Monday, July 08, 2013

Pbphhht

12-12 F 8:30 AM
Went to bed ok, but woke up with pain, loss, longing: all the heartbreak staples.
I was getting coffee this morning.  Alice Shapiro, the AH teacher was there.  "What's new?" she asked.  "I can't think of anything," I said.  "Five more days after this and we go on vacation," she said.  "Yeah, I wish there was a fast forward button for life," I said.  "Or a rewind button," she said.  That pricked me.  Would you be able to go back and change things.  I'm a fucking idiot.
9:50 AM Why don't you leave this perfect stranger and come back to the man who has put up with every Lucy stunt you have ever pulled?
"I have some blackheads that need squeezing.  would you please come over and do it first chance you get?"
12-15 M 11:10 AM
Dwayne said he had a chimpanzee he taught to sign.  He had the chimp with him at a basketball game he was coaching and the chimp called a time out. 

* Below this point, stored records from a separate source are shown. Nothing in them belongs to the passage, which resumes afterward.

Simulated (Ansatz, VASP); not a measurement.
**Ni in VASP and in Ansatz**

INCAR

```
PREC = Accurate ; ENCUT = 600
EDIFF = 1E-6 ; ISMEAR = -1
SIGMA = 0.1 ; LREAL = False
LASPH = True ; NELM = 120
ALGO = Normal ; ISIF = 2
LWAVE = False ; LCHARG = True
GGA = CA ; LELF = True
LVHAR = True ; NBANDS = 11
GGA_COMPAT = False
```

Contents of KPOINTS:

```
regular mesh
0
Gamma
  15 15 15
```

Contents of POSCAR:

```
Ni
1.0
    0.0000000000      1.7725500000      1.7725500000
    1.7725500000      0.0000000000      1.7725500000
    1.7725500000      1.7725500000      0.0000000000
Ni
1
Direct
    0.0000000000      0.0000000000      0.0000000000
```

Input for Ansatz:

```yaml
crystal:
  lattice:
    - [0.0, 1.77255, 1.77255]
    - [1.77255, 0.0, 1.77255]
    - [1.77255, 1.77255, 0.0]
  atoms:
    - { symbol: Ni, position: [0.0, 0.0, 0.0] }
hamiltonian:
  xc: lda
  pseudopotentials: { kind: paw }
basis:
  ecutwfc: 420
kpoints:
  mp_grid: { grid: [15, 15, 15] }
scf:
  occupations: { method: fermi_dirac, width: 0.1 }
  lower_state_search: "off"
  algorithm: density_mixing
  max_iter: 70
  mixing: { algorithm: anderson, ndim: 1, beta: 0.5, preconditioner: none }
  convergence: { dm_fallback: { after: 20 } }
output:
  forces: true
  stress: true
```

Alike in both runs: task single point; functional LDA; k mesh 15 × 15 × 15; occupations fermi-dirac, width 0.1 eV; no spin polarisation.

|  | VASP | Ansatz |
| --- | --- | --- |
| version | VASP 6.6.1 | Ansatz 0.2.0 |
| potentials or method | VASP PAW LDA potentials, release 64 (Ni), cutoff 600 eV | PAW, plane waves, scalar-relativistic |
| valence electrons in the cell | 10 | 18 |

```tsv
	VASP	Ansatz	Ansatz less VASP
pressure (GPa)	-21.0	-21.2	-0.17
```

Woke up at 2:00 AM this morning and never got to sleep again.  Wicked evil torture truly scared on my knees praying to God.  Can everything really be this bad?  Deep moral confusion.  Fear for Shirelle.  Scared to hold on and scared to give up.  Scared about sex.  The evil of sex.  The evil of Hollywood.  Tore up inside, hurting.  Maybe evil doesn't exist.  She says his and her sexual fantasies are exactly the same.  He's probably bisexual.  Unholy agony.  What could it be?  Give up your suffering.  Save your soul.  She's out there.  Your angel is out there.  But what about Sh'relle?  Can't I help her?  She doesn't want to be helped.  Oh, God.  Could I have saved her if I wasn't such an asshole?  Oh God.  Save us.  Why am I the one wracked with Hell pain?  She doesn't have the awareness.  She is motivated only by pleasure.  Sin is not a factor for her.  What about HIV?  What about death?  Why does this always happen to me?  Am I that fucked up?  Why couldn't I have just held when she was upset and scared and jealous?  Don't count on me, that was my message.  I wanted her to learn independence.  Backfire.  I don't really know her background that well.  Is she more a sexual creature than I?  Am I repressed?  Do I believe in God?  What she's doing to me is evil.  Pain like this is demonic?  I orchestrated it.  God help me.  Maybe He's the one hurting me.